In rockit this is not possible, but in spectool it is.

Spectool is designed in such a way that the specification maps directly to the fatrop problem specification (of the paper). What you are looking for is ustages. A ustage contains all the functional quantities (dynamics, costf, constraints) that are related to a single time step. Any problem that fits into the fatrop formulation can be build up as a sequence of ustages.

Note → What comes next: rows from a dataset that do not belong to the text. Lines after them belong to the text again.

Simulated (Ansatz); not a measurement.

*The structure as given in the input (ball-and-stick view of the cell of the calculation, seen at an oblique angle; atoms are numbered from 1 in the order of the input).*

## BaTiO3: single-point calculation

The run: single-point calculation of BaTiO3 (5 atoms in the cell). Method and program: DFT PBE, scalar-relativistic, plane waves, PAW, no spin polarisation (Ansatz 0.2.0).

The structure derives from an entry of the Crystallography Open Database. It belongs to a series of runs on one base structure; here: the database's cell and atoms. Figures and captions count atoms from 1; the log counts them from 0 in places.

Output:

consider the following python example which first defines a list of dynamics, costfs and constraints and then later builds up the spectool problem.

import casadi as cs
import fatropy.spectool as sp

ocp = sp.Ocp()

x = ocp.state(2)
u = ocp.control()
dt = 0.01
N = 100

xp1 = x + dt*cs.vertcat(x[1], u)

dyns = [xp1 for i in range(N-1)]
costs = [cs.sumsqr(x) + cs.sum1(x)*0.001*i for i in range(N)]
constr = [u>0.001*i for i in range(N)]

for dyni, costi, contri in zip(dyns[:-1], costs[:-1], constr[:-1]):
    ustagei = ocp.new_ustage()
    ustagei.set_next(x, dyni)
    ustagei.add_objective(costi)
    ustagei.subject_to(contri)

ustageN = ocp.new_ustage()
ustageN.subject_to(constr[-1])
ustageN.add_objective(costs[-1])

ocp.solver("fatrop", {"expand":True, "jit":True})  
ocp_fun = ocp.to_function("ocp", [], [ocp.sample(x)[1]])

print(ocp_fun())

For reference, in addition to the ustage (u means mu from micro) fatrop also has the notion of a stage. A stage (of length N) is inspired by the rockit framework and it is basically implemented as a sequence of three microstages:

  • ustage t0
  • ustage mid (which is repeated N-1 times)
  • ustage tf
    The dynamics across the whole stage stay the same. We implemented this stage concept, as it is a pattern that appears in many applications. It is not really necessary, as you can always build up your problem from ustages, but in many cases using stages instead of microstages can improve the conciseness and readiblity of your code.